At 1,500 meters, Lake Atitlan lies in the highlands of Guatemala, surrounded by now-extinct volcanoes. The small villages surrounding the lake have distinct products in their markets and different colors of traditional dress (actually patterns and colors imposed by the Spanish as uniforms to help identify the different indigenous tribes and languages).
Sololá is located on the northern edge of the lake. The Altiplano (highland) campus of UVG has been working closely with the people here in Sololá. There is a new business incubation program for the high school and college students and their work extends to the local people, the majority of whom are Kaqchikel Mayas farmers and craftspeople who struggle to make a living selling their goods in the local markets, both through improvements in sustainable and organic agricultural practices, and now hopefully through improved business practices as well.
The market in Sololá, unlike that in rural Thailand, serves two distinct groups of customers: tourists and other locals. As one vendor becomes successful selling a particular good, others copy it. Thus, there are 7 carts selling roasted chicken and potatoes, all next to each other. They compete on price, and talking to them (though not having tasted 8 pieces of chicken), it is difficult to discern a difference in the quality of their products or other aspects of their businesses. The price competition reduces their profits, and they now struggle to afford life’s necessities.

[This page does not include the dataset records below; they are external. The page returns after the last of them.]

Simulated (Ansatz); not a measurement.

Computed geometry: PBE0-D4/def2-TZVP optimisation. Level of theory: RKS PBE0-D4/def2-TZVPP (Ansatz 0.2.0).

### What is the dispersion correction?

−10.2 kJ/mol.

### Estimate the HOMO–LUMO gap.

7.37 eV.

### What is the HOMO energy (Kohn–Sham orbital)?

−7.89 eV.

Maria is in a similar situation. Maria sells mangos and has been selling mangos in this market for 26 years. She learned to sell from her mother, who sold tortillas in a village on the southern coast of the lake. 22 years ago a space in this market opened, and she began to sell mangos here. She sells 300 to 400 on a good day, at 1 quetzal (USD$0.14) each. She makes enough to on a good day to get by, but never enough to save. Over the years she has seen more and more people come to this market to sell mangos, and she has noticed that she is able to sell fewer mangos.